Sad Genius, Ctd

A reader writes:

You've got to temper that clip from The Royal Tenenbaums with a little bit of wisdom. Regardless of what you think of that movie, that scene is just God-awful. It romanticizes and even glamorizes suicide as a kind of artful shrug, while completely burying any consideration of its consequences.

I know, I know. Many of your readers will shout back at me, "It's art!"

I'm a former artist myself, and a staunch free-speech advocate. I wouldn't dare ask you to take the clip down. But we have to realize as a group, whether society at large or readers of The Dish, that speaking about and depicting suicide carelessly, without consideration for those who are prone to it, is a costly practice.

Suicide Contagion, or the emulation of suicidal acts, can be triggered by actual suicides as well as fictionalized ones. Most of us will watch that movie clip and move on. But those harboring thoughts of dying, or God forbid fantasies of dying, may very well find something more meaningful there – and hang onto it.
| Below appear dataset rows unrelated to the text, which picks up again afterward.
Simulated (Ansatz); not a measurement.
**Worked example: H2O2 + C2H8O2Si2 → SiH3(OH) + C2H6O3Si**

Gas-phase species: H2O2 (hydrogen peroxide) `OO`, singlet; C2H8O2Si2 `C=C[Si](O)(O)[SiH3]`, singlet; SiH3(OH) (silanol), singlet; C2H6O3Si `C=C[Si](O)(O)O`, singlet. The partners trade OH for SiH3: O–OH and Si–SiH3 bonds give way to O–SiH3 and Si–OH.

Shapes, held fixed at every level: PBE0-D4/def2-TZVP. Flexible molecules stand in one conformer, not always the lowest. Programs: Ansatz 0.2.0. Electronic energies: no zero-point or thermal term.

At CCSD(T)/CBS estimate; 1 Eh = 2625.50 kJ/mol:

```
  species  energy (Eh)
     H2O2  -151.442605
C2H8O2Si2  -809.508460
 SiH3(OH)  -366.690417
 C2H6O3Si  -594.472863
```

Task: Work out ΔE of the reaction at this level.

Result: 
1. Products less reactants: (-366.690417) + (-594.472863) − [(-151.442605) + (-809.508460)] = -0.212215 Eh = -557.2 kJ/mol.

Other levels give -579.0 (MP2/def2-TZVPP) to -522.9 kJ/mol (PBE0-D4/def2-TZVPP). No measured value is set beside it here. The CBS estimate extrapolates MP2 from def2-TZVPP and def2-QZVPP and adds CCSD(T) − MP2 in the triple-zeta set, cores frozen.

I know we've got to pick our battles, and I don't mean to be a fanatic, but suicide rates are staggering. One of the reasons is our reluctance to face its many harsh realities and instead see it as a kind of private, solemn, and even beautiful choice.

Trust me as someone who knows: suicide is none of those things. It's not private because it can't be contained. It's not the end of suffering; it's the proliferation of suffering. It's not solemn, because most, if not all of the time, it's a mad scramble. We'd like to dignify suicides with forethought and reason. It's so much easier to digest, say, Virginia Woolf's suicide if we allow her capability and agency. But it can't have been as pretty as Nicole Kidman played it. (The director of The Hours built a railing beneath the water's surface so Kidman would appear more sure-footed going under.)

Finally, there is no beauty in it. Suicide is the wreckage of beauty. When we buried my sister, only 27 at the time, and a vivacious, fun-loving beauty with a laugh you could hear a mile away, I was beside myself with how decrepit she looked. The 20 hours she took to die added 20 brutally hard years to her face.

Say what you will of that scene in The Royal Tenenbaums. Some among us deserve – no, need more.